I'm not a grandpa yet. I don't think it bothers me. My W straightend up for about a week and then went back to the old ways. She also went away to think, which turned out to be another party. Ever since I walked out of our MC session she stopped right afterwards. I went back, but she refuses. I told her I was tired of our sessions one big tattle tale of who did what. She didn't want to work on our M and she doesn't want to work on it now.
If her MLC explodes, then so be it. She's a good person, but she doesn't L me.
Yes, I love my wife. I believe for better or worse, but more importantly I want D12 to grow-up without being ignored. If I was to leave today I would be afraid our D would be taken care of very well. My W thinks she's a good mom, but she take care of herself then D12. I would jump in front of a bullet for my daughter.
Celestial - I've been going for 4 months now. I found out a lot to explain why I do certain things.

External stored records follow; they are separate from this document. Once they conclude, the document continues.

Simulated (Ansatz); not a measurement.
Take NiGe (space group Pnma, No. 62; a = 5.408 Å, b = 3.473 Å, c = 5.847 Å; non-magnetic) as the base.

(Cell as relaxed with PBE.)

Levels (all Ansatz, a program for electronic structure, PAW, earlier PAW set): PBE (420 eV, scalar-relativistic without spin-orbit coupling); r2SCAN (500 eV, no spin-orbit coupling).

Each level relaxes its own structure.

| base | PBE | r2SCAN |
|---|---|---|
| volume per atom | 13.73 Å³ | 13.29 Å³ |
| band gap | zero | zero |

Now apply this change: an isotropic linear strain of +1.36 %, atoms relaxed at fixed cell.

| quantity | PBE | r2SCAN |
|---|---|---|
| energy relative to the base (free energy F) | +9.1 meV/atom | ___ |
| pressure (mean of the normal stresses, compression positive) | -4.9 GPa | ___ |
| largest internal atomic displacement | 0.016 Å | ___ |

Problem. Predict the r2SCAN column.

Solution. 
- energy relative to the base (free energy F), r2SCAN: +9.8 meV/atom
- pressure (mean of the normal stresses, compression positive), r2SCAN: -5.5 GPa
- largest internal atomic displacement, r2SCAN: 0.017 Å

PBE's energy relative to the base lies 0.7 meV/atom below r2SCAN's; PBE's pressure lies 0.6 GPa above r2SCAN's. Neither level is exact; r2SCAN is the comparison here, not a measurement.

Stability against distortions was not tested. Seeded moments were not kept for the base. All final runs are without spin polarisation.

It's amazing how my W will bend over backwards for her F's but not for me. Not only can her F's boss her around but she will meet them anywhere and anytime for a drink. If I ask her to meet me for a drink she can come up with all kinds of reasons not to. I said W you can meet your F's on anyday of the week for a drink. If I ask you to come by and have one with me you have so many excuses. She told me that she doesn't like to drink during the week. I told her she has a double standard. She was quiet on the phone, so I told her I had to go.
Fixer, I could say the same thing about my H. I feel like he puts everyone before me, and he does. This is something he can`t see. I feel he does it because he knows I L him, whereas he needs for his ego the approval of everyone else. H doesn`t care how I feel, it`s all about him.
Keep working on yourself Fixer. I`ve learned so much about ME during H`s MLC. I`m %100 positive that I`m ready to move forward.
Yesterday, can you believe it. My W gave R advice to a 20 year old girl. It all started when this young girl came in and asked my W if she ever saw her BF with another woman. I know the young man and their stich isn't the best. My W told her to do what she had to do. She also told her his abusive words hurts more being physical. Somehow I felt some of her coments were directed my way. I know the young woman too so I felt I had to teach her some DB'ing.
I told her she needs to GAL. I reminded her how beautiful she is and how she is a good person. It looks like he has lost the value of his R with her. I suggested she stay with a GF for a few days and let him miss her. I suggested she go out instead of staying home and learn to do things without him. My W was there and she listened to all the DB'ing advice I had to offer.
Somehow I feel like I might have showed my W all the DB'ing secrets or at least some of the most effective ones. In the end I told this young lady only she will know what she can put up with. I did tell her that if he's abusive physicall or mentally she should leave.
Last night I approached my W and told how I felt. With a grandchild coming and our stich not the greatest I felt I had to express my feelings.
I said to my W that we are turning into her parents, but worse. At least you mom loves your dad. I also told her I was not going to be an R like this the rest of my life. I looked my W in the eyes and apologized for anything I may have done to offend or hurt you in anyway. I told her she's mentally abusing me by not know if she L me or not. I begged her to D me if she couldn't bare to live with me. I told her I L her and that someday I may not be able to say it.
Why do I work so hard for such a looser. D12 is my world but, do I really need to be around???? The last two sentences are me venting.
My W and I signed up a fitness class which I enjoy very much. Last night she didn't feel like going, so I still went. When I came back class we went out for a drink. During the car ride she told me what her plans were for the rest of the week. Sadly they didn't include me.
I'm trying to find anything my W and I can have in common. So far it's D12, drinking and the fitness class. If she doesn't want to do something she will let me know. I've tried movies, bowling and going on walks.
Talked to my MC today about our stich. I told him about an argument my W and I had after she came back from her trip. "I don't know why she had to yell at me" I said. He told me she may have a disconnect from what she is thinking to her feelings. She might have a problem associating the proper emotion to her feelings. This sounds confusing but does make sense. My W has bottled up her feelings so much from childhood to now she's not good at expressing them. In a way her yelling is making her more human than alien.
W has changed so much since her MLC. She's not shutting down as much. In the past if you said a negative word to her "wham", she zones you out and repeats "whatever... whatever.. whatever you want" duning any type of disagreement. I hate when she did this. It's not a efficient way to communicate nor does it sound like she's listening. For someone like me who has abandonment issues it's a cruel thing to do.